I have always maintained that there is no political will to see the Integrated Financial Management Information System (IFMIS) debacle coming to an end.
It is sad that poor people such as the woman in last week’s story headlined “The poor cry foul over new payment system” have to suffer like this.
IFMIS is a nightmare not only to the very poor of our society but to most people who do business with the government.
I know friends who have had their cars repossessed and businesses closed while poor workers are retrenched.
If everything was equal we would have seen all levels of government workers not being paid.
This would have included the prime minister and his Cabinet. I am sure if that was the case the system would have been up and running smoothly by now.
Why should IFMIS be an issue only when dealing with those outside the government? In the long run we will all want to be civil servants because apparently it pays to be one.
NO one listens to the poor unless it is election time. All what the politicians do is make promises during election time.
But as soon as they are in power they forget the poor and fail to deliver.
In any case changes in systems need to be checked first before implementation so that any loopholes can be fixed. This unfortunately does not happen in Lesotho.
This is why we have problems with IFMIS. I think there was a decision made at the top to effect change without first considering its applicability to Lesotho.
Change needs to be managed properly. It should be a consultative process with people being allowed to air their views and opinions, no matter how harsh.
We really have a long way to go regarding this fresh approach. Public servants have really messed up the system. It’s quite a situation.

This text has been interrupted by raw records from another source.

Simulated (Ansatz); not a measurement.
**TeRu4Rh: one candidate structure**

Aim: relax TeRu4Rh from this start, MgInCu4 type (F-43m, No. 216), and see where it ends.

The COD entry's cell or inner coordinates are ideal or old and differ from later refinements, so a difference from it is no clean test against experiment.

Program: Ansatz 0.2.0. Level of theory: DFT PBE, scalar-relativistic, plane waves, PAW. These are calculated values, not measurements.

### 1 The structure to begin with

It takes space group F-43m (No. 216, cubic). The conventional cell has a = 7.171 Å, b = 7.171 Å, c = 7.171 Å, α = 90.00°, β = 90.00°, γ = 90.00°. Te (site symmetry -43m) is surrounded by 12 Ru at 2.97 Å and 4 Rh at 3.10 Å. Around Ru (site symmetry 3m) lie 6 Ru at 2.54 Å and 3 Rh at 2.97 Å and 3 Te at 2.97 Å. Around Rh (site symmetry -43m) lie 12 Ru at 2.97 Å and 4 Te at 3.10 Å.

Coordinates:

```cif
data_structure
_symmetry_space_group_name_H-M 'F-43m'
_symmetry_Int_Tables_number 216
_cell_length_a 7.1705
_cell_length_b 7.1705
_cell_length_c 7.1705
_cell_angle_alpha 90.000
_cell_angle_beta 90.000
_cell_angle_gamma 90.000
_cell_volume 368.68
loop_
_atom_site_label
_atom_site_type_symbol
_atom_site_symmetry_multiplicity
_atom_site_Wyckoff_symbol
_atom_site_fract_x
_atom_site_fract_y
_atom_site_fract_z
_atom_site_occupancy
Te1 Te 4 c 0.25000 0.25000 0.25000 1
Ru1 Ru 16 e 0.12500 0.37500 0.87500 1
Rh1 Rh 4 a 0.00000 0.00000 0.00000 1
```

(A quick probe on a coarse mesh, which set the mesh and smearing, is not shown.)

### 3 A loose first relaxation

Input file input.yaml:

I am concerned that the IFMIS story was published in the newspaper before the reporter contacted the relevant officials for comment.
At least the permanent secretary for the finance ministry should have been allowed to comment on the matter.
The Lesotho Times’ editors should have at least tried to assist the poor woman by inquiring from senior government officials on the woman’s behalf.
It is true that the system has caused big problems, but we need to get answers from the news that we read not just stories without positive recommendations.